The trip: Fleurieu Peninsula, South Australia

This four-day gourmet walking tour traces the Fleurieu Peninsula’s coast, vines and bushland – and still feels largely under the radar

From the top of Tapanappa Ridge, the view is a full sweep of Australian wonders. On your left: the hulking mass of Deep Creek National Park, its muscular ridges flexed as though poised to leap into the sparkling Southern Ocean. Ahead, dolphin-dotted coves dip into fingernails of creamy sands, finished with threads of foaming white water. Beyond, a band of thick blue horizon slices the endless sky in two. If you set off from here, you would meet nothing until Antarctica. 

It feels like you’re standing on the edge of the world. But in reality, you’re just pausing to memorise the mid-hike view halfway through a new, four-day gourmet walking tour along South Australia’s Fleurieu Peninsula. 

South Australia has often found itself playing second fiddle to Australia’s big-hitters like Sydney or Melbourne – especially when it comes to claiming a share of international tourism. Of the roughly eight million visitors to the state every year, only five per cent tend to come from outside Australia. The upside is that South Australia feels authentically Australian; this is where Aussies go in Australia, and this new walk shows you exactly why. 

The three-night excursion is set on the Fleurieu Peninsula, a 140km stretch of coastline about 90 minutes from the state capital, Adelaide. The peninsula is packed with a field guide’s worth of plants, animals and landscapes, and the idea of the tour is to spend four days hiking its varied terrain – and three nights eating your fill of the peninsula’s produce. 

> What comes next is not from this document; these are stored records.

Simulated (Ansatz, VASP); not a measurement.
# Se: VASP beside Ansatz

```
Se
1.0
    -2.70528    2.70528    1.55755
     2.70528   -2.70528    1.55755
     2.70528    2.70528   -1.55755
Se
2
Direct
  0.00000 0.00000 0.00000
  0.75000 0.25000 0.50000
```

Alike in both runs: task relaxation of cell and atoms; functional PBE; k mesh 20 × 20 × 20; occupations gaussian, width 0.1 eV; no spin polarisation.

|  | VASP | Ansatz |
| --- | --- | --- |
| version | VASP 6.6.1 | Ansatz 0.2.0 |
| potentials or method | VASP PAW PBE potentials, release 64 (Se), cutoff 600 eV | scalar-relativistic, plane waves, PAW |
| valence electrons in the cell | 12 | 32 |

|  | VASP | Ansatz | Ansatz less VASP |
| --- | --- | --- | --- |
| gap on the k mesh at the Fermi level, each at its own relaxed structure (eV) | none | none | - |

During those four days on foot, you’ll amble along secluded beaches and up vine-stitched hills, hike through bushland and dip your toes in waterfalls, and cross “saw kangaroos in the wild” off your bucket list. You’ll even pick up part of the Heysen Trail – Australia’s longest and best-known walking route, which stretches some 1,200km across South Australia (although each day is capped at around 10km of hiking). 

But the point of this tour is not just what you see; it’s also about what you eat. South Australia has some of the best produce of any Australian state, which has driven its restaurant scene forwards in recent years. Adelaide’s eateries in particular are increasingly gaining international recognition for their quality. Every May, a long-running food festival – Tasting Australia – lands in Adelaide, which shows off the unique eating and drinking experiences only found in South Australia. 

The state’s wines, too, are world-renowned – McLaren Vale, Adelaide Hills and the Barossa Valley are all here, alongside tons of other wineries producing incredible shiraz, grenache and cabernet sauvignon. 

So, because this is a gourmet tour, every day ends with an epicurean experience: you stagger into a homestead, post a few Instagram stories of the sights you’ve just witnessed, and then settle in for a food event rooted in the land you’ve just walked through. That might mean a three-course dinner with paired wines, or a cooking class with the homestead’s resident chef. The final night even involves a degustation at one of McLaren Vale’s best-known wineries – complete with matching wines – before heading back to Adelaide.

It’s always been a wonder to me that more people don’t add South Australia to their Australian itineraries. But perhaps that makes it feel more special; there are no big tour groups clogging its trails, nor does it have that atmosphere of tick-box tourism that can pervade bigger cities. In fact, on this tour, you get to spend four days walking and eating your way along one of the state’s prettiest peninsulas – with the feeling that you have South Australia’s wonders all to yourself.